Donald Trump poses with Vince and Linda McMahon at the White House

Pressure is mounting on WWE to cancel its upcoming event in Saudi Arabia. The United States and Saudi Arabia appear headed for a diplomatic conflict while one of America’s largest entertainment companies has a date in Riyadh on November 2, the one-month anniversary of the disappearance of a Saudi-born, American resident journalist. Despite the pending chaos, oddsmakers think the event will go ahead. 

On October 2, Jamal Khashoggi, a journalist for the Washington Post, entered the Saudi Consulate in Istanbul, Turkey and never emerged. He is presumed dead and the international community is accusing Mohammed bin Salman, the crown prince of Saudi Arabia, of orchestrating the entire thing.

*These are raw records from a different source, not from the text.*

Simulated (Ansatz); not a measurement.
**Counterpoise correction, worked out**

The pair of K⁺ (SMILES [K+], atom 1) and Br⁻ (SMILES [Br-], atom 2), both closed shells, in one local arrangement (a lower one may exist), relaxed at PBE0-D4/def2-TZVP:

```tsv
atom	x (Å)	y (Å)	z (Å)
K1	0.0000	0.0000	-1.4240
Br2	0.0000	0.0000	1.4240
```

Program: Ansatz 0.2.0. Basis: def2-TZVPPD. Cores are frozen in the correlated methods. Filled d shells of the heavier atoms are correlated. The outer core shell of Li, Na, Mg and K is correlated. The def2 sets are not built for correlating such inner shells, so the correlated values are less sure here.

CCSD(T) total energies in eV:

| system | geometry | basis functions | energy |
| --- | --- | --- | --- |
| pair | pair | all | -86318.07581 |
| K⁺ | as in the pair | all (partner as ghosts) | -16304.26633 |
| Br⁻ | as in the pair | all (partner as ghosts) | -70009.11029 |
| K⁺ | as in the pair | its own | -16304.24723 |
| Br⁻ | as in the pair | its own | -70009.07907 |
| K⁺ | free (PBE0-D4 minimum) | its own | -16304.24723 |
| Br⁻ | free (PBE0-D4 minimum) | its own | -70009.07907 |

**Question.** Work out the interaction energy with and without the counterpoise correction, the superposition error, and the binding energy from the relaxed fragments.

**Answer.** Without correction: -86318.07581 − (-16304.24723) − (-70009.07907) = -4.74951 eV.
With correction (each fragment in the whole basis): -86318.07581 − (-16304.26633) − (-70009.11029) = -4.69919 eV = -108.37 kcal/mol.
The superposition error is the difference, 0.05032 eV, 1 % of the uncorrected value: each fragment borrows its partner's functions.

The word last week from the Saudi royal family is that Khashoggi was killed in “an interrogation gone wrong.”

Khashoggi, a known critic of the Saudi monarchy, has been on the radar of the king and prince for some time. U.S. intelligence alleges that there was a plan underway to lure Khashoggi back to Saudi Arabia from Virginia. Khashoggi believed he was at the consulate to obtain a marriage license. 

Senators on both sides of the aisle are speaking out against the United States continuing a business relationship with Saudi Arabia, no matter what the financial fallout. Senators have also urged WWE to pause its participation in Saudi Arabia, with Republican Lindsay Graham and Democrat Chris Coons among them.

In August, Saudi Arabia was condemned by Canada’s Foreign Ministry for its handling of dissenters and activists. In response, Saudi Arabia removed all investment from Canada and is in the process of removing students who have been in the country studying.

Kushner-Trump-McMahon Connection

The implications for WWE run deeper than the international scrutiny that will undoubtedly lead to public relations issues and customer backlash. Remember, WWE is a publicly traded entertainment company, not privately held as it was for so many of its growth years. It will be nearly impossible to avoid financial loss whether or not they proceed with the November 2 event dubbed Crown Jewel.

By canceling the event, WWE stands to lose future payments from the Saudis plus money already invested in the event. The two sides reportedly signed a 10-year contract worth $40 million to $50 million earlier this year.

By proceeding with the event, WWE stands to upset performers, fans and shareholders alike. Sports Illustrated reported last week that there was unrest among WWE talent about performing in Saudi Arabia under current conditions.

The previously mentioned Mohammed bin Salman is one of the perceived progressive individuals inside Saudi Arabia and enjoys western entertainment, such as movie theaters and WWE – an affinity that has been condemned by conservative Muslims in the region, including al-Qaida.

WWE majority owner and CEO Vince McMahon is married to Linda McMahon, who serves as the administrator of the Small Business Administration within Donald Trump’s White House. Trump’s son-in-law, Jared Kushner, is reported to be an ally and friend of bin Salman. The connections are uncanny.

Second WWE Show for Saudi Arabia in 2018

The Kingdom of Saudi Arabia hosted the WWE in April of this year for the Greatest Royal Rumble, an event that offered a glimpse into the current culture of Saudi Arabia and the global appeal of WWE.

Notably, there were no women on the card for the Jeddah show, even though the female wrestlers are among the most popular on the roster. Also, Syrian-Canadian performer Sami Zayn was restricted from participating.

When questioned on the reasoning, WWE executive Paul “Triple H” Levesque was quoted saying, “I understand that people are questioning it, but you have to understand that every culture is different and just because you don’t agree with a certain aspect of it, it doesn’t mean it’s not a relevant culture.

“The country is in the middle of a shift in how it is dealing with that – the position is changing, and rights are changing, as are the way women are handled and treated in society. We think that’s a great thing and we’re excited to be at the forefront of that change.”

No Women On the Card

That change has not been implemented as of yet as there are no women on the card, once again. Also, as the world saw during the Greatest Royal Rumble, the royals and their guests had the majority of the floor seats, and they weren’t seated on the normal ringside folding chairs. Luxurious chaises and couches awaited the privileged few at ringside.  

Will WWE Pull Out of Crown Jewel Event in Saudi Arabia?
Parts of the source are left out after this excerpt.